I\'m writing a program that needs to test if a file is equivalent to one or more
ID: 639425 • Letter: I
Question
I'm writing a program that needs to test if a file is equivalent to one or more other files. To accomplish this, every time we see a new file we stat the file and get the size.
We use the size as a key and if we've never seen the size before than we know that's a new file.
If we have seen that size before we were planning to md5 the first 4k and last 4k of the target file and check to see if that hash has been seen in list associated with the size key.
I don't want to hash the whole file since these files can be rather large (largest I've seen so far is 90G).
The goal is to avoid spending a lot of time on redundant file comparisons. Will this algorithm work, and can it be improved?
More details on my particular problem: I'm attempting to deduplicate a decently sized set of data ( 2Pb ) that contains a large amount of time stamped files (about 40%) created from syslog on FreeBSD machines. Before I start chewing through that many files line by line I wanted to make sure that the file I was looking at hadn't been seen before.
Explanation / Answer
It sounds like you are trying to optimize the file comparison because that can be a potentially expensive operation:
If two files have different sizes, they must be different files.
If the first and last 4K of two files hash to different values, they must be different files. The first portion will check stuff like a file identifier commonly included in the first few bytes, while the last would help catch cases where a file is being appended to (e.g. a log file), similar to what tail checks.
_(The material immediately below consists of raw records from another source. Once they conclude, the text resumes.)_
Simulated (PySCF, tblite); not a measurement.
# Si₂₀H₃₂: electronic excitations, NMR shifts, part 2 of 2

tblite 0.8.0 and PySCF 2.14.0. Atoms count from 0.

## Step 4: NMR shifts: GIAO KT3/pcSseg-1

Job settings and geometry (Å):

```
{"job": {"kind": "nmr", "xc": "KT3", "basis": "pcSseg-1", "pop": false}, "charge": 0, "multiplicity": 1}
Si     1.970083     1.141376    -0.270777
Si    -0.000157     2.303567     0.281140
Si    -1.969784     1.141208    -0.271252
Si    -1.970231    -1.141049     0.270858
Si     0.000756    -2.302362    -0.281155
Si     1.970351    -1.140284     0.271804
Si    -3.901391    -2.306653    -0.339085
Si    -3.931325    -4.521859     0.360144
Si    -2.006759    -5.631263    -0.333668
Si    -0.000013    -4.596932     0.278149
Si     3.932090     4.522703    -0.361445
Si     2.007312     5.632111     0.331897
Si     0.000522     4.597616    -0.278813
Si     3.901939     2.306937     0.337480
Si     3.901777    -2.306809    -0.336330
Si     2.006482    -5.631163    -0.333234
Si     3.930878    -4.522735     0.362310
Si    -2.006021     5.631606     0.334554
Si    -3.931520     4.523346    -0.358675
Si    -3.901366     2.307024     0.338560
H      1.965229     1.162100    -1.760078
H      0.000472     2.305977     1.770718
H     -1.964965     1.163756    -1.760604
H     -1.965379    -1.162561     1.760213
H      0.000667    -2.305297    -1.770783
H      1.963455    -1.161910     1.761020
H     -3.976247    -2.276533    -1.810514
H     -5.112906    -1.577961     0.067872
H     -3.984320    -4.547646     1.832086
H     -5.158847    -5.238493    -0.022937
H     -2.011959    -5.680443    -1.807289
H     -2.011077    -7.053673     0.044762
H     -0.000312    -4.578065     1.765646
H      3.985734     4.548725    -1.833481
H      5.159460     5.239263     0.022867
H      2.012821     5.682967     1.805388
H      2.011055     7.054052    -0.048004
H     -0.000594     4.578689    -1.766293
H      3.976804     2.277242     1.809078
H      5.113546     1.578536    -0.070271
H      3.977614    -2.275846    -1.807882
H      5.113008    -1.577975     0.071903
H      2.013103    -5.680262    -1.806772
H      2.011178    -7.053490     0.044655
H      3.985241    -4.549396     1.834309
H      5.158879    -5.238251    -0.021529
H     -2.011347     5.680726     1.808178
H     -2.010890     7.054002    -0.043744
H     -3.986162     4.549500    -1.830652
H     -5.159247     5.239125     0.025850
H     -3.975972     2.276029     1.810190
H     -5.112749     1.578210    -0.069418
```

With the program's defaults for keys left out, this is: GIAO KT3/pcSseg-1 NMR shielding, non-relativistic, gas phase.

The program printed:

Next you would have to compare the entire file just to be sure. At this point it might makes sense to store multiple hash values (MD5 if security is not a concern, SHA2, etc). You should be able to find a way to read in the file once and feed it to multiple hash algorithms. Then you store a data structure with all of the hashes, which you can very quickly compare with other data structures for other files.
If all of those tests pass (files likely but not necessarily equal) then you might need to perform a full file comparison.
I think your algorithm sounds reasonable, and I think my minor additions will help.
Based on the clarifications in the question, I think your approach will work. The odds that log files are the same size and the first and last portions hash the same is extremely low. If you use a strong hash algorithm with a large output size (compared to MD5), the chance is even lower: with SHA-512, the internal state and output range are ginormous. Given we are talking about log files that are very likely to have date/time stamps at the start of each line, the input should have enough entropy to make this a non-issue.